Across China, Bombana is Italian for truffle

Chef from Bergamo in northern Italy has built his fine dining establishments in Hong Kong and Shanghai around the pungent fungal delicacy
It has been less than a decade since truffles became widely popular among fine diners in China, and a 52-year-old Bergamo native from northern Italy can largely be credited with the development.
Chef and restaurateur Umberto Bombana, who opened the 8 1/2 Otto e Mezzo Bombana restaurant in Hong Kong's Central in 2010, made his name a virtual synonym for truffles in Hong Kong starting in the 1990s.
Chef and restaurateur Umberto Bombana opened the 8 1/2 Otto e Mezzo Bombana restaurant in Hong Kong's Central. Gao Erqiang / China Daily |
Umberto Bombana's name is synonymous for truffles in China; he talks with a customer in his Hong Kong restaurant. Photos provided to China Daily |
The restaurant's name is, in part, a tribute to Bombana's favorite Italian film director Federico Fellini's 1963 autobiographical movie 8 1/2. Within two years, the restaurant earned three Michelin stars, becoming the first Italian restaurant outside Italy to win three stars.
After almost 20 years in Asia, Bombana made his first appearance in the Chinese mainland, opening the 8 1/2 Otto e Mezzo Bombana Shanghai in the northern portion of the historic Bund.
On March 12, Bombana hosted this year's version of what has become one of the premier gastronomic events for Shanghai's beautiful (and wealthy) people. The chef offered a one-night, five-course dinner with black truffles from France appearing from the appetizer to the dessert.
The dinner, 1,688 yuan ($272; 253 euros) plus 10 percent per person, was sold out one month before the dinner.
The 105 guests who reserved a seat that night had slices of fragrant truffle shaved a la minute tableside by Bombana.
"Truffle is amazing, and they (Chinese people) know how to enjoy it," he said before the night of the dinner.
Bombana arrived in Hong Kong in 1993 at the invitation of the former Ritz Carlton to run its Italian restaurant, Toscana, which featured refined central Italian cooking. It became a favorite of expatriate bankers and "anyone who had a penchant for genuine Italian cuisines", Bombana says.
By 2008, the five-star hotel was closed and its site, in the center of Hong Kong's business district, was converted to office space. After working on other projects, he opened his first 8 1/2 Otto e Mezzo Bombana in the same district where he previously worked.

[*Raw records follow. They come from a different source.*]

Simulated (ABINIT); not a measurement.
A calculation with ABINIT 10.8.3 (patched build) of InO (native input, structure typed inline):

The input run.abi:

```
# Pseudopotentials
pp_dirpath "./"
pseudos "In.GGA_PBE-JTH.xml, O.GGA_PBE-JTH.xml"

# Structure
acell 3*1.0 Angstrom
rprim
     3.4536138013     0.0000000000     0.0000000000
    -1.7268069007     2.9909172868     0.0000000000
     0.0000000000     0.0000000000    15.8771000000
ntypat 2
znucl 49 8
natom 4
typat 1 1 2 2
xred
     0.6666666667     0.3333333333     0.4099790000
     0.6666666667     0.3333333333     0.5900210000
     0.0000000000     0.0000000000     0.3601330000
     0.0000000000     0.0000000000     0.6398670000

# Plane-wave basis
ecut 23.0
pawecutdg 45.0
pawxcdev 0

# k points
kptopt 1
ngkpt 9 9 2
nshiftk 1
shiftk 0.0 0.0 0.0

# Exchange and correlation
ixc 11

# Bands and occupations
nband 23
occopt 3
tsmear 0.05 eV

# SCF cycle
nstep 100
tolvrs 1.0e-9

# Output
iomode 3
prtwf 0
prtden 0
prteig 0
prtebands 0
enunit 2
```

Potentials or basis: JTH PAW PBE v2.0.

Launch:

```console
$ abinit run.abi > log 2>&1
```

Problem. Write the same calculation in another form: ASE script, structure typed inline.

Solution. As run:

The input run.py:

Bombana compared running a restaurant of his own to driving a Ferrari, while partnering with a hotel feels more like driving a bus.
His timing would appear to create many challenges. Hundreds of new restaurants are opening every year in the financial capital of the country. And perhaps most critically, since the end of 2012, months after Bombana's Shanghai restaurant opened, the Chinese government has vigorously pursued a frugality campaign, strictly banning any form of "extravagant spending or dining" with public money.
At his Shanghai restaurant, the average cost per person of a three-course meal is about 1,200 yuan, while the minimum monthly wage in the city is 1,820 yuan.
Chef Bombana's solution was to keep his standards high, refusing to compromise the Italian identity of his fare.
"I don't change the style because we are in Shanghai or Beijing. I do my best, and people come to me for the best Italian food," he says.
"If it tastes beautiful, it tastes beautiful for everyone," he adds.
A man of few words, Bombana colloquially uses the word "beautiful" to show appreciation for almost everything in his kitchen and restaurant: beautiful vegetables, beautiful olive oil, beautiful taste and a beautiful meal.
Furnished with fluffy carpet, broken mirror mosaic ceilings and a glass-walled wine cellar, his Shanghai location enjoys a majestic view of Huangpu River and the city's soaring skyline across the river in the Pudong New Area.
"Many of our people dined in our restaurant in Hong Kong last week, and this week in Shanghai. The crowd here is always on the move, and they come to my place for nothing but Italian cuisine," he says.
The chef opened a restaurant in Beijing, Opera Bombana, in March 2013 at the Parkview Green Fang Cao Di shopping mall.
In China, culinary traditions go back thousands of years, leaving its people with a well-informed palate, Bombana notes.
Take the truffle, a subterranean fungus usually found alongside tree roots. Many might frown over its strong initial smell, "like leaked gas" at first bite, but most Chinese diners appreciate and enjoy it, he says.
Bombana was awarded the Best Italian Chef in Asia by the Italian Culinary Institute for Foreigners in 2002 and then Worldwide Ambassador of the White Truffle in 2006 by the Piedmontese regional Enoteca Cavour in Italy, according to the restaurant's website.